Time Out

Today’s Scripture:  Isaiah 64:1-9

Israel is in a time out.

At least that’s where my mind goes when I read this passage, because I am the mother of two toddler children. We are in the season of frequent time outs; this very moment we are likely either administering one or threatening one.

So when I read this passage, I imagine a whole nation in a time out.

A little refresher on our Bible history might help you make the connection with me. This passage comes from the end of Isaiah, which is written during the Babylonian exile. That period begins with the fall of Jerusalem to Babylon in 586 BC and lasts until the Persians come to power in 537 BC. A common practice at the time was for a conquering people to prevent revolt by deporting a significant portion of the indigenous population. Long story short: many Israelites lived outside of Israel from 586 BC until 537 BC.*

Isaiah – and many of our Old Testament prophets – viewed this exile as a punishment. After Solomon many of the kings had worshipped other gods. Israel had become increasingly disobedient. Eventually God stopped protecting them and allowed empires like Babylon to overpower the small but once-mighty nation.

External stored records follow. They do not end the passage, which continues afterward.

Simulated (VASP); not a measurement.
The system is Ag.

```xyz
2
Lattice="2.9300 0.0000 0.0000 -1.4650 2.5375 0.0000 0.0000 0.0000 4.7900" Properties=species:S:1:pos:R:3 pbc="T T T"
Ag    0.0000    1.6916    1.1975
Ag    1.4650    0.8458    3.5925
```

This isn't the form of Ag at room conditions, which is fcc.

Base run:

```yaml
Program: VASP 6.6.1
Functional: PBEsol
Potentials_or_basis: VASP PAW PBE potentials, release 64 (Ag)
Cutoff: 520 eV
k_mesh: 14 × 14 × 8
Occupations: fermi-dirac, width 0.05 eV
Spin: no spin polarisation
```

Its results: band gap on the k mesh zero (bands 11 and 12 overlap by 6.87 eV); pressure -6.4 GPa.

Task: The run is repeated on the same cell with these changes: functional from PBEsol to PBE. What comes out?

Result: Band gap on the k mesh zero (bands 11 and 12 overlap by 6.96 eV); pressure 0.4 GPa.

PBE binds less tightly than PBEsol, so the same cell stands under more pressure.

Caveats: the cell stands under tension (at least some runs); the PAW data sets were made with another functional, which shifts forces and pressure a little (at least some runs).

“Oh, that you would rend the heavens and come down!” Isaiah writes. “Do not be angry beyond measure, LORD; do not remember our sins forever.”

We have a time out chair in our house. When some infraction is committed – biting, hitting, lying – the guilty toddler is removed from our toy-filled living room and placed on this wooden chair in our dining room. A timer is set: 1 minute for every year they are old. Then we step just out of the room, close enough to keep an eye on our child but far enough away that they are forced to sit and think, alone.

I could imagine one of them saying these lines from Isaiah 64 in their own toddler-speak: “Come back, Mommy! Don’t be mad at me, Daddy! Don’t let the time out last forever!”

Can you see how this exile time would feel like a time out to prophets like Isaiah? God has stepped back and left them alone.

Honestly, material like this from the Old Testament is challenging for me. I haven’t experienced God to withdraw like this. More the opposite: God seems amazingly consistent. I might have seasons of distraction where my devotion wanes, but every time I get my priorities straight and turn back to God… there he is, just waiting.

But if Israel is being punished by isolation, then I can understand Isaiah’s perspective. Sin often has an isolating effect.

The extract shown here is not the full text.